I made some homemade chocolate fondant and will be putting it on a cake tomorrow. I have a question, though, and hope some of you can help me.
* What do you use to roll out the fondant to keep it from sticking to your work surface? With other colors I use powdered sugar / cornstarch mixture, but I worry that it would lighten the fondant (I'm using dark chocolate fondant, so it's almost black in color). I wouldn't think cocoa powder would work, plus it would change the flavor.
Ideas? TIA. You guys are great!
Or put some shortening on your surface, then it will be okay too I guess.
Good luck!
a little corn startch/powdered sugar mix 50/50 sprinkled on your work surface after thoroughly greasing it should work just fine and no it will not change color or taste. If it has marks on it from using these just slightly dampen a foam sponge and dab it off when your finished covering cake and viola! ![]()

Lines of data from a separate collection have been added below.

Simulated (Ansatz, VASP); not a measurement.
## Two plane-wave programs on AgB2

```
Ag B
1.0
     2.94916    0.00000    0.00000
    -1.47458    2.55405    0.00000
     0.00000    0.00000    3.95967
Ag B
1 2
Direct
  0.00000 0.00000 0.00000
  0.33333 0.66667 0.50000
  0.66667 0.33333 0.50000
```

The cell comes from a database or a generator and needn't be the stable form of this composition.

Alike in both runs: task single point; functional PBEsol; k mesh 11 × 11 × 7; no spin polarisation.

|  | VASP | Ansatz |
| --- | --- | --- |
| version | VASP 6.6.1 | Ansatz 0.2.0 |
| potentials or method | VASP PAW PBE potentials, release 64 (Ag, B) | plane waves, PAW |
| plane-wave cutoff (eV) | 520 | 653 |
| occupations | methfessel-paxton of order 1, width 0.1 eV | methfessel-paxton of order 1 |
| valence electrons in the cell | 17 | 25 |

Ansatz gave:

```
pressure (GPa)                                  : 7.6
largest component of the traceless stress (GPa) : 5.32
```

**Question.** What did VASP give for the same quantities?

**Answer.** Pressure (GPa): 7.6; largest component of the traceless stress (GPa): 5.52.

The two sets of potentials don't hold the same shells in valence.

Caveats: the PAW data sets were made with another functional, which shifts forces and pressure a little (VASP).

I don't have any vinyl or silpat or anything this size. The cake is 12 x 16 x 4. I've not put fondant on a cake this big before so I'm a little nervous about that, too!
I love the idea of using a slightly damp sponge; I hadn't thought of that before. The p'd sugar and cornstarch thing works so nicely on regular fondant, so I'm glad I can use it now, too.
Thanks! I'll let you know how it works.